Sunday Firesides: Hunger Is the Best Spice

In the Orthodox Church, Easter and Christmas are preceded by 40-day seasons in which adherents forgo certain meals and abstain from particular foods. These fasts not only serve as a means of spiritual preparation; they also add poignancy to the feasts that follow.

Our culture’s secular feasts, like Thanksgiving, are not preceded by fasts. Instead, we go from a perpetual state of moderate overeating to a special day of heavy overeating. Rather than moving through a cycle of abstinence and indulgence, we oscillate between being a little overstuffed and extremely so. 

As a consequence, we enjoy these celebrations less.

If you’ve ever gone without food for an extended stretch, you know that the first meal you eat to break your fast tastes especially good — even if it’s pretty ordinary fare. Hunger, as it’s been said, is the best spice.

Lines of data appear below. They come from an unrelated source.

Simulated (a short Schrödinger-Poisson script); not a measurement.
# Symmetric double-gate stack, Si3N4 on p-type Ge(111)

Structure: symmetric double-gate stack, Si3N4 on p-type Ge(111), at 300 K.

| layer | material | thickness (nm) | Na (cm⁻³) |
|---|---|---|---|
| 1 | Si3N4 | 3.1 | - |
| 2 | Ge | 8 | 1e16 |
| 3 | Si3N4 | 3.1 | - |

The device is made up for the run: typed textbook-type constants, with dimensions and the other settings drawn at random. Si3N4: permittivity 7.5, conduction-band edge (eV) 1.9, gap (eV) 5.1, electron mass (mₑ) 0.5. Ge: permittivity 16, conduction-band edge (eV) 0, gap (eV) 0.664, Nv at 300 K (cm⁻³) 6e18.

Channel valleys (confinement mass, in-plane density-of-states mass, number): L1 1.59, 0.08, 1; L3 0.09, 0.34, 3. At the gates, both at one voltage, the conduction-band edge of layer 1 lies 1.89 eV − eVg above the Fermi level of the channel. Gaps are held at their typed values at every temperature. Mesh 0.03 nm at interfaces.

This dynamic doesn’t only hold true for food. All pleasures are more delicious when they’re preceded or punctuated by periods of intentional abstinence. Delay consummating a relationship, save TV-watching for the weekend, and only listen to specific albums at certain times of year (it’s not only Christmas music that can be made seasonal), and your satisfaction in initiating/resuming these acts will multiply. 

If you’re always glutted on pleasure, you become numb to its tang. It’s only through contrast — a cycle of absence and presence, emptiness and fullness — that the height of its flavor can be experienced. 

If you want to savor the best life has to offer, you’ve got to work up an appetite for it.